The Beginning of the End for Fiat Currency: Government-Issued Crypto Gaining Traction Worldwide

Photo by Freddie Collins on Unsplash

The term “government-issued” cryptocurrency is paradoxical. The core tenets of cryptocurrencies — decentralized ledgers and trustless cryptographic payment clearance — are antithetical to government control over value transfer. Officially sanctioned government issued cryptocurrencies are increasing in number, however. Sweden, Japan, and Russia have all investigated the benefits of a state-backed crypto, while countries such as Dubai, Iran, Venezuela and, more recently Korea, have already implemented them.

Cryptocurrencies may provide technologist libertarians with a vehicle for value transfer outside of the regulatory reach of government, but the core technology that drives them is highly attractive to the financial arm of any state. A blockchain-powered crypto dollar provides a state with the ability to track all transactions, earnings, and tax liabilities on an immutable ledger — an outcome less than ideal for individuals seeking to escape institutional capital control.

Countries that have issued or are investigating issuing state cryptos do so for many reasons — to circumvent international trade sanctions, as part of an initiative intended to tackle runaway inflation, or as a reactionary measure against the growing influence of open-source, community-driven cryptocurrencies.

State-backed Cryptocurrencies Are Already Here

The benefits of blockchain technology applied to governance are obvious — increased transparency and immutability offer governments an attractive opportunity to increase efficiency and lower costs. Spain’s ruling party, for example, is already pushing for wholesale blockchain adoption at all levels of government.

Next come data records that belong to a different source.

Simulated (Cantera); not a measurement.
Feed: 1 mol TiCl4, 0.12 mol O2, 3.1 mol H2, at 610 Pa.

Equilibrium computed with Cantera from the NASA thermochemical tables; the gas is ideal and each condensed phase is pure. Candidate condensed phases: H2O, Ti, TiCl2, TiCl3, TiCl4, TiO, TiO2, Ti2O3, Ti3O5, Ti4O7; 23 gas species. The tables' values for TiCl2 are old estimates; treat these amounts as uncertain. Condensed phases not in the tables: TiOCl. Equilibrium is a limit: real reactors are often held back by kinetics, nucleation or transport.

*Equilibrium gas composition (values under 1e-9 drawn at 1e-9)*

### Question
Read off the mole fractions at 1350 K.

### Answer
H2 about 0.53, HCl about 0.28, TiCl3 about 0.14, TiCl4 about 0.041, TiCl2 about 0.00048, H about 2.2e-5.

Countries like Russia and Japan have announced research initiatives focused on the viability of solutions such as a “Cryptoruble” or “J-coin,” but a number of states have already made government-issue cryptocurrencies a reality — with varying levels of success.

Venezuela’s highly controversial Petro cryptocurrency is a strong example of poorly-implemented blockchain technology applied to state-backed currency. Intended to address the country’s runaway inflation issue, the Petro has been plagued by obstacles and issues since inception. Venezuela’s socialist president Nicolas Maduro recently mandated that banks must accept the commodity-backed crypto despite virtually no real-world use of the cryptocurrency.

Other examples of state-backed cryptocurrencies are less spectacularly catastrophic. Dubai’s EmCash, launched in September 2017, allows citizens to pay for services such as “their daily coffee and children’s school fee to utility charges and money transfers” via NFC-supported smartphones and has demonstrated relative success thus far.

More recently, the South Korean province of Gyeongsangbuk-do has revealed a new initiative that aims to replace a complex but widely used city-issued gift certificate program with a government-backed cryptocurrency. More than 60 municipalities within the region currently use gift certificates issued by the local government as part of an initiative intended to bolster local economies and prevent capital flight — the new “Gyeongbuk Coin” will see  100 billion won ($90 million USD) worth of the state crypto issued annually.

State Cryptos Could Doom Fiat

While states may issue cryptocurrencies in an attempt to optimize fiat currencies or to shift the direction of the blockchain revolution, the distribution and management techniques used to regulate fiat currencies are arguably incompatible with cryptocurrencies.

State-backed cryptocurrencies may appeal to regulatory bodies as a highly efficient method of instituting a cashless, totally traceable monetary ecosystem. Promoting the adoption of cryptocurrencies — state or otherwise — and educating a populace on their use, however, is arguably a double-edged sword for a state apparatus.

State cryptocurrency as a fiat replacement is far more likely to catalyze further adoption of decentralized, open-source cryptocurrencies that magnify the effect of the blockchain revolution, further weakening the structure of the fiat paradigm — as evidenced by rapid-onset large-scale adoption of cryptocurrencies as a fiat alternative in Venezuela.